The ship and two ravens, the symbol of Lisbon
is seen all over the city and here it also serves
as a handy water receptacle for a thirsty jay
in one of the cities’ parks

 
Visiting Lisbon
 We had a very enjoyable break in Lisbon at the beginning of November. It seems to be a very popular city break destination and when I mentioned at the office where I was going it turned out that at least four other people from my workplace had been during the course of the year with everyone speaking very highly of it. I had thought it would have been reasonably quiet in November but if it was quiet then I’d hate to be there when it’s busy, the city and surrounding areas was bustling with tourists enjoying the very pleasant weather and beautiful streets and buildings. But it wasn’t just tourists that had arrived there. The Tagus river that flows through Lisbon and the lands that surround the banks of the river are of world importance for huge flocks of waders and wildfowl that fly south to spend the winter there from breeding grounds in the Arctic circle and northern Europe. Enormous glamorous cruise ships were docked by the river but a few hundred yards away at the water’s edge Turnstones and Sanderling were feeding among the seaweed and rocks.But it was in one of the most popular tourist destinations, the São Jorge Castle with it’s commanding views over the city that we saw our first new bird of the trip, a Firecrest, flitting among the trees. Ireland’s smallest bird, weighing just 6.5 grammes is the Goldcrest but in a lot of Europe their place is taken by these firecrests, similar in size but the male firecrest has a bright red crown and the bird is generally brighter then our little goldcrests with its olive green plumage. Near our hotel was a park and walking through it we saw our first Short-toed Treecreeper. Almost identical to our own Common Treecreeper you certainly couldn’t tell them apart from a quick glance at their feet but we knew for sure what it was by the geographical distribution of the bird, basically you don’t get common tree creepers here but you do get the short-toed species.
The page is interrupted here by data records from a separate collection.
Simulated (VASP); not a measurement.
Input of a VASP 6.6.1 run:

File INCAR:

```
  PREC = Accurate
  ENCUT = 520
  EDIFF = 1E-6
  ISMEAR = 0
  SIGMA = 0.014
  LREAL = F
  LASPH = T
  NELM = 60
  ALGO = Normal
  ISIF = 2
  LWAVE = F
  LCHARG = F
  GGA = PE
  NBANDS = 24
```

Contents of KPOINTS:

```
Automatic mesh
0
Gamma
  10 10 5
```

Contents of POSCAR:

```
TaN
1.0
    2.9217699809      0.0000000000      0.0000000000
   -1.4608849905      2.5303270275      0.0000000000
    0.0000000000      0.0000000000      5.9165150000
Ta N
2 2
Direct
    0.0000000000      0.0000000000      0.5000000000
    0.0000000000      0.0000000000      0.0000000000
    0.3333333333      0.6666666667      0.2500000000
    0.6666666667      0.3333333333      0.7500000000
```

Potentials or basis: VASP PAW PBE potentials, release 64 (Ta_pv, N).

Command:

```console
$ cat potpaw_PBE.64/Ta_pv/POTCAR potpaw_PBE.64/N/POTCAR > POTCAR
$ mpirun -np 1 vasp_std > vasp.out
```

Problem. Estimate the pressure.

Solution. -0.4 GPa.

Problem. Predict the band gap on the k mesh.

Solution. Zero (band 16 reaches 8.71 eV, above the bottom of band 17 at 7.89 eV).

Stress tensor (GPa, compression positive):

  There semed to be lots of Jays in the park and they were easily seen as well, unlike our shy and secretive Irish jays (the Irish jay although the same species is a different race to other European jays). The symbol of Lisbon is a sailing ship and two ravens (apparently two ravines guarded the body of the patron saint of Lisbon, St. Vincent of Saragossa after he died then, centuries later, when his body was exhumed by the then reigning king and taken to Lisbon it was said two ravens accompanied the ship that carried his remains) and this appears all over the city as mosaics, on police officer’s badges and as brass designs on top of lamp posts. We saw one of the park’s jays fly on to a lamp post, perch on the ship image and take a drink of rainwater from the ‘crows nest’ of the ship. London and Amsterdam and probably many more European city parks are now host to substantial populations of introduced parakeets which can be a problem through occupying nest sites that would have been taken by native birds.
   As well as having the more numerous Rose-ringed Parakeet, Lisbon also has Blue-crowned Parakeet and Monk Parakeet all now breeding in the city. Like many other popular city destinations Lisbon now has a tour company which takes people out birdwatching for half or full day tours and we’d booked for a half day tour of the Tagus Estuary. Our very pleasant and knowledgeable guide picked us up at the hotel and drove us across the very impressive 17 kilometer bridge to the farther bank. At various stops along farm tracks we saw Green Sandpiper, Wood Sandpiper, Kingfisher, Lapwing and our best ever views of Snipe. We saw Night Heron and Squacco Heron as well as Little, Greater and Cattle Egret, the latter perched on cow’s backs the same as they would perch on buffalo in Africa.
  We drove along roads between rice fields and saw Black Winged Stilt and flocks of Flamingos. Our guide and driver Pedro was turning the car around when he realised the recent rain had softened the ground and the car was sinking into the mud. He thought the best way out was to drive ahead and swing around but within minutes the car had stuck and wasn’t going anywhere. He was very embarrassed and apologetic and offered to call a taxi for us but we didn’t mind in the least and were very happy to hang around. It was warm and sunny and we could wander among the cork oak trees while he rang the Portuguese equivalent of the AA. We saw Tree Sparrows and a Black Redstart while he went to the nearest farmhouse and it wasn’t long before he returned with the breakdown man and the farmer driving a tractor behind them and they soon had the car back on the road. It turned out the breakdown assistance man was the nephew of the farmer’s wife and they were both delighted to see each other.
  Our last stop was on the sandy shore of the Tagus River with Lisbon on the far bank shimmering in the sunshine. Flocks of waders fed among the retreating waters, Spoonbills and Avocets scything their bills across the water surface as they marched in little flocks alongside big flocks of ducks and cormorants. A colourfully painted fishing boat resting on the sand nearby was filled by resting turnstones and the whole scene was very peaceful and relaxing, a fitting way to end our outing. A couple of days later as we waited to catch the coach to the airport Lucy spotted yet another jay flying over the park, a fitting last bird for our break.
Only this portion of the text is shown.